The last time John Shuster, Tyler George, John Landsteiner and Matt Hamilton were on the ice at the World Men’s Curling Championship, the guys took home a bronze medal.
That 2016 medal was the first in the event for an American team since 2007.
Now Team Shuster is looking for a repeat performance when it heads to Edmonton, Alberta, for the 2017 World Men’s Curling Championship on April 1-9.
This will be the third year in a row Shuster, George, Hamilton and Landsteiner will team up to compete at worlds. Joe Polo is the alternate this year.
“Anytime you get on the podium, it gives you a lot of confidence for the next time around, too,” George said. “I know this is a team that we kind of took the next step three years in a row. We finished fifth in 2015, and we just kind of took the next rung up the ladder.”
Just missing out on the finals last year makes Team Shuster hungrier heading into this year. The Americans — who went 9-4 at worlds in 2016 — fell in a semifinal to Denmark, which finished runner-up to Canada for the gold medal.
“We were an eyelash away from getting into the final last year,” George said. “We kind of struggled in the semi and kind of learned some things from being in some tough spots in the playoffs. If we get another medal around our neck of any kind, that would be great, but the ultimate goal is to always get gold.”
This year marks Shuster’s seventh shot at winning a gold at worlds. The Americans have only won gold four times in the 59 years of the event, with the most recent being in 1978. Last year was the first time Shuster captured a medal at worlds.
“We’re going to go there and play well right from the start, because the field is extremely deep at this year’s worlds,” said Shuster, who’s competed in three Olympic Winter Games, the last two as Team USA’s skip. “We have to make shots, the important ones, and make the easy one, and a break along the way never hurts.”
Experience on the big stage is certainly on the Americans’ side. Along with Shuster’s worlds and Olympic trips in the last 15 years, George will compete for the fourth time, and Landsteiner and Hamilton will both be going for the third time. This is Polo’s sixth worlds.

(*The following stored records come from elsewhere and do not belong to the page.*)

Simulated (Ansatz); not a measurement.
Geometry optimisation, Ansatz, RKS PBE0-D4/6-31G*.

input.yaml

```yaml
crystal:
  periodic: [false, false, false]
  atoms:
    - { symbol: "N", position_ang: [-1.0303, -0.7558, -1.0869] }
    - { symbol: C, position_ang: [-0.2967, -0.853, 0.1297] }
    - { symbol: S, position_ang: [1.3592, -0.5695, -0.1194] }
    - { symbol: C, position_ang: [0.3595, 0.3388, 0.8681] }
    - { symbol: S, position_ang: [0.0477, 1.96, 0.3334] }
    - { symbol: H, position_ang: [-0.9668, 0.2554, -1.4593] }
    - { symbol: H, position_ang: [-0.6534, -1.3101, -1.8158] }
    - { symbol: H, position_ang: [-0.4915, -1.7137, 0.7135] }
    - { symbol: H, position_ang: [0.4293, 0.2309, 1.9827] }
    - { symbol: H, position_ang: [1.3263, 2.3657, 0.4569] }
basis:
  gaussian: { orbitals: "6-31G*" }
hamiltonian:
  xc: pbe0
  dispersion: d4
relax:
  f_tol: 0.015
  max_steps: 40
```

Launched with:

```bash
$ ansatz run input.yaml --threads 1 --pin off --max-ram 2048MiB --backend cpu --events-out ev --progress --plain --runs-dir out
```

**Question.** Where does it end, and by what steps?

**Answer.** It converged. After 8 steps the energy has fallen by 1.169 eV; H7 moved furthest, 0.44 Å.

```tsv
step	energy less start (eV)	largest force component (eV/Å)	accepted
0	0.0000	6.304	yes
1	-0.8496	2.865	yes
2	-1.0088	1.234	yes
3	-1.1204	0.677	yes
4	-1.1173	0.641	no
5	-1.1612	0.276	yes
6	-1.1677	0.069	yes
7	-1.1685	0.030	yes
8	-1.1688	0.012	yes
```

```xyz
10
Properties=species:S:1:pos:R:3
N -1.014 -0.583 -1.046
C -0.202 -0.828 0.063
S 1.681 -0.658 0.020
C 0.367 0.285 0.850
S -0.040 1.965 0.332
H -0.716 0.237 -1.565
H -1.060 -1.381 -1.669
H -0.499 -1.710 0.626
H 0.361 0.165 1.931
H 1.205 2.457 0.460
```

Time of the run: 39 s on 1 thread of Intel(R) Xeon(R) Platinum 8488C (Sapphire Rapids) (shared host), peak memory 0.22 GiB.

That experience is huge, they say, but knowing each other’s games so well having competed together at worlds the previous two years is the team’s biggest asset.
“Being our third year together as a team definitely has got us to a point where the things that we do on the ice now get really, really fine-tuned,” said Shuster, who earned the country’s only Olympic medal on Team Pete Fenson in 2006. “Just that comfort level with everybody, and you also have the trust factor that you build up when you’re playing with a group of guys for that length of time.”
The guys have confidence in one another, and there’s a comfort knowing each other’s styles and what each athlete offers the rink.
“We all know our roles on this team,” George said. “We talk about that all the time with our sports psychologist, and when we have our meetings before the event, too, we kind of preach, ‘Do your job. Know what your role is.’ We have a checklist that we have from our training camp last summer where everybody knows, ‘OK this is what your job is. This is what you do. What does your team need from you?’ We kind of keep checking back into that, too. So whenever we feel like we’re getting a little off course, then we have those checklists to go back to.”
Team Shuster has enjoyed a strong season but went through some turbulence early on with a couple of injuries. George missed about three weeks in October due to tendinitis in his knee. He’s never had to miss time due to an injury, so it was difficult for him to have to sit on the sideline.
“It ended up being the best thing for me,” George said. “I’m feeling healthier and better than I have in the last probably three years because of that break.”
Team Shuster is clicking as a whole entering worlds. The rink went 11-0 to win the U.S. championships last month in Everett, Washington.
“Our performance at nationals this year was every bit as good or better than the performance we put together when we won our bronze at worlds last year,” Shuster said. “We didn’t give up any big ends and we scored some big ends. From a metrics standpoint, our performance at this year’s nationals gives us a ton of confidence heading forward.”
George agrees with Shuster that the rink is playing very well rink now at the perfect time.
“We feel like we’re peaking, but we still feel like we have another gear ahead of us, too,” George said. “I think we’re right about at the same level that we were last year going into worlds. I have high hopes for us. I think mentally we’re in a better spot than we were last year. Physically and prep-wise, I think we’re pretty close to where we were.”